Awesome

nocgen

This package includes a Perl script that generates Verilog HDL codes of on-chip network consisting of virtual-channel routers.

RTL simulation, logic synthesis, place-and-route, post-layout simulation, and power-estimation can be performed for the generated Verilog HDL codes with standard EDA tools. These EDA scripts for Nangate Open Cell Library 45nm library are also included.

By modifying the Perl script, you can customize the network topology, routing algorithm, flit width, number of virtual channels, input buffer depth per VC, traffic pattern, packet length, etc.

Generating Verilog HDL model

$ ./nocgen.pl

You can customize the network topology. Below are some examples.
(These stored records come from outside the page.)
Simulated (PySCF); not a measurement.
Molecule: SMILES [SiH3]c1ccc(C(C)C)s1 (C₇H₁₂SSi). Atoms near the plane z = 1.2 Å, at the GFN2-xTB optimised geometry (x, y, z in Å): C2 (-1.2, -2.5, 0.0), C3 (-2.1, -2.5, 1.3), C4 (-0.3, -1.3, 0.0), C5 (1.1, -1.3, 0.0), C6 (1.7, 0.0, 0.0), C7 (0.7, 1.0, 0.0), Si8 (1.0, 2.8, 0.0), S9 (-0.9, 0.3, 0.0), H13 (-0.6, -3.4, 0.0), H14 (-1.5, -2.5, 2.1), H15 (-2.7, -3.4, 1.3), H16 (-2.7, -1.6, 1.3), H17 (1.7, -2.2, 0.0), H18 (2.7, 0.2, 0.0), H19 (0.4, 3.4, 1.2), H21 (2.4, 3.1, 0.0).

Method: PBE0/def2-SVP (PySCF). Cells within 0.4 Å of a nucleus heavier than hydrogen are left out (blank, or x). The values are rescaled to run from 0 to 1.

2D Mesh topology (4x4 = 16 nodes):

$array_size = 4;
$topology_type = mesh;
$routing_type = mesh2d;

Linear topology (16 nodes):

$array_size = 16;
$topology_type = linear;
$routing_type = mesh1d;

You can customize various router parameters. Below are the default values.

$data_width = 32;
$vch_num = 8;
$buf_size = 16;
$arbiter_type = fixed; # fixed or roundrobin

You can customize the traffic pattern. Below are the default values.

$traffic_ptn = random; # random or uniform
$packet_len = 5;
$packet_num = 40;

RTL simulation (Icarus Verilog or Cadence NC-Verilog)

For Icarus Verilog:

$ make isim

For NC-Verilog:

$ make nsim

Below are performance results ($packet_num=32, $traffic_ptn=uniform, $packet_len=15, $buf_size=15).

2D Mesh (16 nodes, 1 VC) 920 cycles
2D Mesh (16 nodes, 8 VCs) 693 cycles
Linear (16 nodes, 1 VC) 2402 cycles
Linear (16 nodes, 8 VCs) 1634 cycles

2D Mesh is better than Linear. Performance improves when using more VCs.

Design Synthesis (Synopsys Design Compiler)

$ make syn

Place and Route (Cadence SoC Encounter)

$ make par

Static Timing Analysis (Synopsys Design Compiler)

$ make sta

Gate-level simulation with SDF file (Cadence NC-Verilog)

$ make dsim

Power Estimation (Synopsys Design Compiler)

$ make power

Then you can estimate the energy-per-bit of a large router ($vch_num=8, $buf_size=16), as follows.

Power with 0 stream: 45.7 mW
Power with 1 stream: 46.0 mW
Power with 2 streams: 46.4 mW
Power with 3 streams: 46.8 mW
Power with 4 streams: 47.2 mW
Power with 5 streams: 47.6 mW

Delta is approx 0.4 mW. So, 0.4 mJ is consumed in 1 sec.

Frequency: 200 MHz
Link utilization: 4/13
Flit width: 32 bit

0.4[mJ] / 200[MHz] * 13/4 / 32[bit]
= ((0.4 * 10^(-3) / (200 * 10^6)) * 13/4 / 32) * 10^12
= 0.203125 [pJ/bit]

Also you can estimate the energy-per-bit of a large router ($vch_num=2, $buf_size=5), as follows.

Power with 0 stream: 4.59 mW
Power with 1 stream: 4.75 mW
Power with 2 streams: 4.92 mW
Power with 3 streams: 5.08 mW
Power with 4 streams: 5.25 mW
Power with 5 streams: 5.43 mW

Delta is approx 0.17 mW. So, 0.17 mJ is consumed in 1 sec.

Frequency: 200 MHz
Link utilization: 4/13
Flit width: 32 bit

0.17[mJ] / 200[MHz] * 13/4 / 32[bit]
= (0.17 * 10^(-3) / (200 * 10^6)) * 13/4 / 32) * 10^12
= 0.08632812 [pJ/bit]

Remove unused files

$ make allclean
$ ./nocgen.pl clean

Reference

If you use our NoC generator, please cite our original paper as follows.

"An open-source on-chip router model originally developed for [Matsutani_HPCA09]"

[Matsutani_HPCA09] Hiroki Matsutani, Michihiro Koibuchi, Hideharu Amano, Tsutomu Yoshinaga, "Prediction Router: Yet Another Low Latency On-Chip Router Architecture", Proc. of the 15th IEEE International Symposium on High-Performance Computer Architecture (HPCA'09), pp.367-378, Feb 2009.